Parser Combinatorss

Functional programming in Scala

The following set of sections represent the exercises contained in the book "Functional Programming in Scala", written by Paul Chiusano and Rúnar Bjarnason and published by Manning. This content library is meant to be used in tandem with the book. We use the same numeration for the exercises for you to follow them.

For more information about "Functional Programming in Scala" please visit its official website.

Slicing and nonempty repetition

Exercise 9.1

First let's implement map2 in our Parser type:

def map2[A, B, C](p: Parser[A], p2: Parser[B])(f: (A, B) => C): Parser[C] =
  map(product(p, p2))(f.tupled)

With map2 in our set of combinators, we can implement many1:

def many1[A](p: Parser[A]): Parser[List[A]] =
  map2(p, many(p))(_ :: _)
val parser = run(
  many1(char('a')))(_)

parser(res0) shouldBe Right(List('a'))
parser(res1) shouldBe Right(List('a', 'a', 'a'))

Exercise 9.2

Regarding laws that specify the behavior of product (**), let's start by stating that product is associative. These two expressions are "roughly" equal:

(a ** b) ** c
a ** (b ** c)

The only difference is how the pairs are nested. The (a ** b) ** c parser returns an ((A,B), C), whereas the a ** (b ** c) returns an (A, (B,C)). We can define functions unbiasL and unbiasR to convert these nested tuples to flat 3-tuples:

def unbiasL[A, B, C](p: ((A, B), C)): (A, B, C) = (p._1._1, p._1._2, p._2)
def unbiasR[A, B, C](p: (A, (B, C))): (A, B, C) = (p._1, p._2._1, p._2._2)

With these, we can now state the associativity property:

(a ** b) ** c map (unbiasL) == a ** (b ** c) map (unbiasR)

We'll sometimes just use ~= when there is an obvious bijection between the two sides:

(a ** b) ** c ~= a ** (b ** c)

map and product also have an interesting relationship--we can map either before or after taking the product of two parsers, without affecting the behavior:

a.map(f) ** b.map(g) == (a ** b) map { case (a, b) => (f(a), g(b)) }

For instance, if a and b were both Parser[String], and f and g both computed the length of a string, it doesn't matter if we map over the result of a to compute its length, or whether we do that after the product.

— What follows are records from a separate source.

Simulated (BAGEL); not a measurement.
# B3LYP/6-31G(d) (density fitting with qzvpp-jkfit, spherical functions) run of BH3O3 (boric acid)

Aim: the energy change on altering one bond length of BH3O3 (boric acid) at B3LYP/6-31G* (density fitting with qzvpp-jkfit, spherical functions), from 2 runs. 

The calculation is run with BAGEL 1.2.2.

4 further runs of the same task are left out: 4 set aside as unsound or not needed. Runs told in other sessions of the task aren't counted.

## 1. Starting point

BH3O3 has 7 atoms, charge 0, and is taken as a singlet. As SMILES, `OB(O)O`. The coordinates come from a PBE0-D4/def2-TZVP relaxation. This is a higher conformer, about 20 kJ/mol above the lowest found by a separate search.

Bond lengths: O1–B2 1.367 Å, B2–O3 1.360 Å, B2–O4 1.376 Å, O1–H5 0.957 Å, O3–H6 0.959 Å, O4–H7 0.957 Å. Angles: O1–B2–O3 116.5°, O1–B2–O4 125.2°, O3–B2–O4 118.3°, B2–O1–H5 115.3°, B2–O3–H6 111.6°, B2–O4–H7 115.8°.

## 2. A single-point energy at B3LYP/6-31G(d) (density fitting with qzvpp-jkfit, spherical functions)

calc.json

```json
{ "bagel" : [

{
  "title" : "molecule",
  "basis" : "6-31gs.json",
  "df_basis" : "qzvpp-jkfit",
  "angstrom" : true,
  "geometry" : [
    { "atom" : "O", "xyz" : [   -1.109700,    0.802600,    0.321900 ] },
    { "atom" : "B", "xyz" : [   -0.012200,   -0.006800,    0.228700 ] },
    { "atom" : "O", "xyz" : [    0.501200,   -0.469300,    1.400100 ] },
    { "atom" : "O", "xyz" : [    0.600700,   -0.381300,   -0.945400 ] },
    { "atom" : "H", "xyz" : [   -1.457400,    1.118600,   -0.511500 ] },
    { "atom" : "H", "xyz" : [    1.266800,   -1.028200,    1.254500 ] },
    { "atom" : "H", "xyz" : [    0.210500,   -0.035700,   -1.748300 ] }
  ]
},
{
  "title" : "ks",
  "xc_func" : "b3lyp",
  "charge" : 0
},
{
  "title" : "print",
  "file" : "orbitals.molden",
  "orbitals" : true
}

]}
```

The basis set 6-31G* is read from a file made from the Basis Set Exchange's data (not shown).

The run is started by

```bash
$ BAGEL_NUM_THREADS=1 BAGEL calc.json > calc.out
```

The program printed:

For more discussion of these laws, take a look at chapter 12 of "Functional Programming in Scala".

Exercise 9.3

Let's try to define many via or, map2, and succeed:

def many[A](p: Parser[A]): Parser[List[A]] =
  map2(p, many(p))(_ :: _) or fpinscalalib.customlib.parsing.Reference.succeed(List())

val parser = run(
  many(char('a')))(_)

parser("") shouldBe res0
parser("aaa") shouldBe res1

Exercise 9.4

Using map2 and succeed, we can also implement listOfN:

def listOfN[A](n: Int, p: Parser[A]): Parser[List[A]] =
  if (n <= res0) fpinscalalib.customlib.parsing.Reference.succeed(List())
  else map2(p, listOfN(n - res1, p))(_ :: _)

val singleParser = char('a')
val listParser = listOfN(3, singleParser)
val parseFunction = run(listParser)(_)

parseFunction("aaa") shouldBe Right(List('a', 'a', 'a'))
parseFunction("a").isLeft shouldBe true

Exercise 9.5

One way we can deal with non-strictness, is by using a new combinator (wrap):

def wrap[A](p: => Parser[A]): Parser[A]

We can then define many as:

def many[A](p: Parser[A]): Parser[List[A]] =
  map2(p, wrap(many(p)))(_ :: _) or succeed(List())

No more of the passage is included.